“It is funny, my phone will go and ‘Ricky’ will come on. Seven years after I arrived in America with a pipe dream, Kaka, the former world player of the year, is texting me: ‘Coach, how is it going?’”
For a man last sighted on these shores in the role of Coventry City caretaker manager in 2007, Adrian Heath can be forgiven a chuckle. Today he is manager of Orlando City, a club preparing to join the United States’ football elite and given a sprinkling of stardust by the impending arrival of Ricardo Izecson dos Santos Leite, aka Kaka.
Orlando will enter MLS next March along with New York City and, unlike Sheikh Mansour’s Big Apple franchise, the Floridian City arrive with a backstory spiced with romance – and not because they have spent the past season playing at Disney World but because this is essentially a tale of two blokes from Stoke and their American dream.
It is a story which, for Heath, now 53, began over a Christmas drink in the Mainwaring Arms in his hometown of Newcastle under Lyme.
Heath, a forward in Howard Kendall’s great Everton side of the mid-Eighties, was with Phil Rawlins, a then Stoke City director and self-made millionaire who had sold his consulting business and was eager to set up a football club in the States. Crucially, he needed a manager.
Heath, home on a short break, recounts what happened next over a cappuccino in a Knutsford cafe. “I went home and said to my wife: ‘What about America?’ And she went: ‘Well, if you think it is the right thing – but what’s the team called?’ I said: ‘We haven’t got a name yet’.
“I am such a traditionalist about football and I was going to a place where we didn’t have a name, we didn’t have a strip or a ground. But that has been one of the great things – to have been there [with] just me and the owner to now [having] 60 full-time staff in the front office. One of our guys has just sold over $1m [£625,000] worth of season tickets. It’s crazy, in less than seven years.”

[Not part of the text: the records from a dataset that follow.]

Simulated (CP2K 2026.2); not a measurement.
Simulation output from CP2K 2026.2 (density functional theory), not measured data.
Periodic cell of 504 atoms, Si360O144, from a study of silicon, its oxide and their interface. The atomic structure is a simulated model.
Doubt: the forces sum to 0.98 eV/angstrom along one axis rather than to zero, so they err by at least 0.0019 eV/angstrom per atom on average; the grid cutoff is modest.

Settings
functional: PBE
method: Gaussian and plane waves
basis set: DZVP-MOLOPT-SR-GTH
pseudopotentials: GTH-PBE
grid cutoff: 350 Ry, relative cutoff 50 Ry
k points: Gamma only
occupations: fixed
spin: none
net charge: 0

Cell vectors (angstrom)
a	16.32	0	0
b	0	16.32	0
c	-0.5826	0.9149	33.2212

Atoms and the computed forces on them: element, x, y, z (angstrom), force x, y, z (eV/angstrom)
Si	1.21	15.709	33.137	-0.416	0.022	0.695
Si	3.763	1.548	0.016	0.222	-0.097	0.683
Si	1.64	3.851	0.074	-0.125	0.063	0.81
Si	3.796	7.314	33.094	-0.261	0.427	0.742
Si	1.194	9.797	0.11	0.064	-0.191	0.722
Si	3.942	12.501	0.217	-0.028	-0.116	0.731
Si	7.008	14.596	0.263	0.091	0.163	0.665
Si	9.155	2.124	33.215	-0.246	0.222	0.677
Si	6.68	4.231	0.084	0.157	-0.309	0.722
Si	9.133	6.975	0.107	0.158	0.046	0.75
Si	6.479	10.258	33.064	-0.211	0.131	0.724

The launch pad was Texas, where Rawlins established the Austin Aztex in 2008 before coming to the conclusion they were in the wrong state. Hence the relocation to Orlando with its “big Hispanic population” and “one of the youngest markets in the country”, Heath explains. “Phil was smart. He looked at six or seven sites because he realised being in Austin we were not going to go to MLS, and he ended up with Orlando.”
The progress made in three seasons in Austin accelerated in Orlando where, as Heath notes, “We’ve won the regular season three times and won the championship twice”. That was in the USL Pro league, soccer’s second tier. The MLS dream came to fruition last November after the arrival of Brazilian Flavio Augusto da Silva, now club chairman and majority owner, who had the wherewithal to cover the $75m (£46.5m) required to establish a franchise.
“Once Flavio came in, it was a game changer,” said Heath. “A lot of money [is needed] and this guy has got it. He made his money with language schools – he started off with a $10,000 overdraft 20 years ago and now is probably a billionaire.”
It was Da Silva too who enticed Kaka to sign on in July as Orlando’s first DP or “designated player” – to whom the league’s salary cap does not apply. “He told us early on that if we get MLS, then Kaka will be the first signing,” said Heath. “It raised a few eyebrows but, true to his word, he has come.
“He has been great. He is a world footballer of the year, speaks two or three languages, Christian boy – he is the epitome of what a professional should be. The camera comes on and his smile lights up.”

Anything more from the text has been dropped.